Thrill of the Hunt

March 22, 2019
BUILDING BONDS McGough trains golden eagles, such as this female named Pterodactyl, to hunt with humans.
ROB PALMER

Lauren McGough has always been interested in birds. Growing up in Oklahoma, she spent time bird-watching. She also read about people who hunted with birds during the Middle Ages.

“A lot of falconers will tell you that we were born falconers but just didn’t know it,” McGough told TIME for Kids. “Something had to spark that realization that this is what I’m supposed to be doing with my life.”

That spark came when McGough was 14. A library book inspired her. It was called A Rage for Falcons. The book is about modern falconry in America. “It seemed like such a crazy idea to have a bird of prey be a willing hunting companion to humans,” McGough said. After training for seven years, she became a master falconer.

Golden Opportunity

Falconry has existed for thousands of years. One of the oldest kinds is hunting with golden eagles. It began in Mongolia, in Central Asia. McGough went there to learn the practice.

Traditionally, eagle hunters are men. But McGough was welcomed when she arrived in Mongolia. “I think they were happy that someone was interested in learning,” she said.

Training an eagle takes months. Hunters must build trust with a bird. “These animals are very independent and capable of living by themselves,” McGough said. “My goal is to convince the eagle that life is better with my help.”

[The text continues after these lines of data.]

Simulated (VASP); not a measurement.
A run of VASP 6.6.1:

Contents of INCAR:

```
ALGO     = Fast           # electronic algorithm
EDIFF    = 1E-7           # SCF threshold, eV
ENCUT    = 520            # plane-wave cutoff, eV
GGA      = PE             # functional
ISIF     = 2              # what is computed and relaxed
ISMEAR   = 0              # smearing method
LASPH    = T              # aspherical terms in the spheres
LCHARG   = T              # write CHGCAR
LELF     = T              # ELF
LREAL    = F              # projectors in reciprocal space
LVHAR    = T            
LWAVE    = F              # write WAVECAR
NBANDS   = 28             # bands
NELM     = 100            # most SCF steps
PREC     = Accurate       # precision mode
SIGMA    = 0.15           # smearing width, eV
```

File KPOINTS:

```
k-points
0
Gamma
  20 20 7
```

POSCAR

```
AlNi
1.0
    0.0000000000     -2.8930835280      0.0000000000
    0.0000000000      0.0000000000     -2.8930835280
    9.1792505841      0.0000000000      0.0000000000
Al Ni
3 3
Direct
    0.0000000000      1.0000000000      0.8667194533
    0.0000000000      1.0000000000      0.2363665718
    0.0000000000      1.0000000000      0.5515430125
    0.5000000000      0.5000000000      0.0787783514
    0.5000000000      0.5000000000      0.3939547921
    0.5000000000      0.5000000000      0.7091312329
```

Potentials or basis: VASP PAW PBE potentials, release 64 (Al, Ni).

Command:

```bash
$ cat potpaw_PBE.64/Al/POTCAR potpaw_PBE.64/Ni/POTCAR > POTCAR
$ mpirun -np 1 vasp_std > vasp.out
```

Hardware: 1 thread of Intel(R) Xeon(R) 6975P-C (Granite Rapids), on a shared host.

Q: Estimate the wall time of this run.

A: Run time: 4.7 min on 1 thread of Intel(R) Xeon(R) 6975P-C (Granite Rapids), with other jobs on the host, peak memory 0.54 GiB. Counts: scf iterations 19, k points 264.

McGough worked with a 2-year-old eagle named Alema. She trained Alema by hand-feeding and rewarding her. Alema was released into the wild once McGough finished her training.

Now, McGough rehabilitates injured eagles in the United States and South Africa. She is excited for the future of falconry. “Once you know about falconry, you start noticing all kinds of birds around you,” she says.